Let's Read: Spurgeon the Pastor: The Church Gathered
Let’s Read Spurgeon the Pastor: The Church Gathered
By Davy Ellison
Recently someone asked me if I was going to a particular church service. I responded by saying, “Yes, I think I have to.” I quickly caught myself—and changed my answer, with a wry smile, to, “Yes, I want to.”
At times all of us feel a little flat about attending church. We find ourselves tired, busy, distracted and it feels like attending a church service is low down the priority list. But “For Spurgeon, the church was not optional to the Christian life. It was the place in which the Christian life was to be lived out” (p. 4).

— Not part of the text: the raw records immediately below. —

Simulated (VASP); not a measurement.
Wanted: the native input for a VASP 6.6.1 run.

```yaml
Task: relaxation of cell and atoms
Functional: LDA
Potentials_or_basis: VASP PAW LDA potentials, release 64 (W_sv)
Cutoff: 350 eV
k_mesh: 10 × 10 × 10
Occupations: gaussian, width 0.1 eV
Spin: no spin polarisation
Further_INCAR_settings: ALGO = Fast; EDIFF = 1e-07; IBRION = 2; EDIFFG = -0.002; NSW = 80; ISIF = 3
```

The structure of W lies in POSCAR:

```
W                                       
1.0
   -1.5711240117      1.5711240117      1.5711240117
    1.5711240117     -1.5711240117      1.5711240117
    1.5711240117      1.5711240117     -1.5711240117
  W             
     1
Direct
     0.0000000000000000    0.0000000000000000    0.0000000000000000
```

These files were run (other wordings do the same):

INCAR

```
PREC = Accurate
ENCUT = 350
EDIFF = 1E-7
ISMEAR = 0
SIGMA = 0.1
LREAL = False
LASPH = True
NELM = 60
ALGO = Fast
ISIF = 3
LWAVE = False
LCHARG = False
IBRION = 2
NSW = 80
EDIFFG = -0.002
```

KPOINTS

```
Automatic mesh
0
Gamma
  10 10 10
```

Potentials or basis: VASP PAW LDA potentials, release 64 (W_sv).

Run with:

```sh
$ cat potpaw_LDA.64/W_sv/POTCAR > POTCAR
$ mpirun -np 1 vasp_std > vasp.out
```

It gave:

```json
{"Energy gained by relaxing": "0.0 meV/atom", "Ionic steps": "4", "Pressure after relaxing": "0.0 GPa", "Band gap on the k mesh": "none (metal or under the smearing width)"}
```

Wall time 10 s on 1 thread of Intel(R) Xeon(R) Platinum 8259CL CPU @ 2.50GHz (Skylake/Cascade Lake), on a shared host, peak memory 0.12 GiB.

The first two chapters in Chang’s book Spurgeon the Pastor focus on church services and what takes place there. Given they are not optional extras for the Christian life, it would be to our benefit to reflect on what takes place there and how it benefits us.
The Primacy of Preaching
I found it somewhat ironic that a book which laments the amount of attention devoted to Spurgeon the preacher at the expense of Spurgeon the pastor began with a chapter on preaching! Nevertheless, Chang makes a great argument for beginning here—and of course, this is not where his exploration of Spurgeon will end.
Chang highlights three reasons why we need to wrestle with the primacy of preaching. First, preaching is the baseline of ministry. It is true that “pastoral ministry involves more than preaching. But it is not less than preaching” (p. 41). Preaching is not the goal of pastoral ministry; it is the foundation. It is the most basic piece on which the rest of ministry is built or from which the rest of ministry emanates. Second, preaching shapes the church. It perhaps does not always feel like it, but week by week the preached word—under the work of the Spirit—changes people, slowly. As Chang observes:
Spurgeon believed that preaching shapes the church. Preaching is how a pastor leads and grows the church spiritually. The character and health of the church depend on the ministry of the Word. (p. 18)
Third, pastors must therefore give themselves wholly to preaching. Chang illustrates this by outlining the seven steps of Spurgeon’s sermon preparation—a process that to my mind has some serious flaws, but that is a conversation for another day!
All of this underlines the primacy of preaching, not only for the pastor but for the church gathered.
Permit me to offer three brief reflections for us all to consider:
- For those of us who preach, are we serious about the time, energy and devotion we give to sermon preparation? Is it a fundamental part of our ministry? If we are to follow the underpinning convictions that shaped Spurgeon’s pastoral ministry, it should be.
- For those of us who shape corporate worship services, do we give appropriate time to the Bible preached? The danger is that we pack the service full and squeeze the sermon into the time remaining. If preaching is what shapes the church—or, at least, what should shape the church—then we should let it likewise shape the corporate worship service.
- For those of us who listen to sermons week by week, are we eager to hear them? The Bible preached is our spiritual nourishment, it is a key component in our Christian diet, and so we should be keen to listen, consider and act on the sermon. Do you listen well?
The Simplicity of the Service
Related to the above reflections on the primacy of preaching, Chang moves on in chapter 2 to explore the shape of church gatherings. The most striking thing here is the simplicity of Spurgeon’s “Liturgy” combined with his commitment to varying it (pp. 50–51). Perhaps we seek to do too much or introduce unnecessary complexity into our gatherings. If we sing, pray, read Scripture, preach and observe the ordinances, we are not that far away from a beneficial simplicity in a service of worship.
Spurgeon also appeared to maintain serving the congregation as the overruling principle in planning services. Did the various components of the service contribute to serving the congregation well—not necessarily pleasing them, but aiding them in prayer, sung worship, exposure to the Bible and response to the Word. Chang exhorts: “Keep the elements of the service simple and spiritually edifying to the congregation” (p. 72).
To Spurgeon’s mind, church leadership is responsible for the planning and execution of the public gatherings of the church. But these leaders must resist pushing their preferences and instead ensure that they let Scripture guide what is most profitable for serving the congregation in the service.
Loving the Church is Loving Jesus
Spurgeon asserted: “You will not think any less of Christ for thinking much of his church” (p. 10). This is something we observed in our previous #LetsRead book, Why Should We Love the Local Church? Christ and his church are inseparable. Therefore, loving the church well is loving Christ well. And vice versa: “Spurgeon’s love for Christ prompted him to also love the church” (p.10).
So, prioritise meeting with the church gathered—and while there savour the primacy of preaching and the simplicity of the service.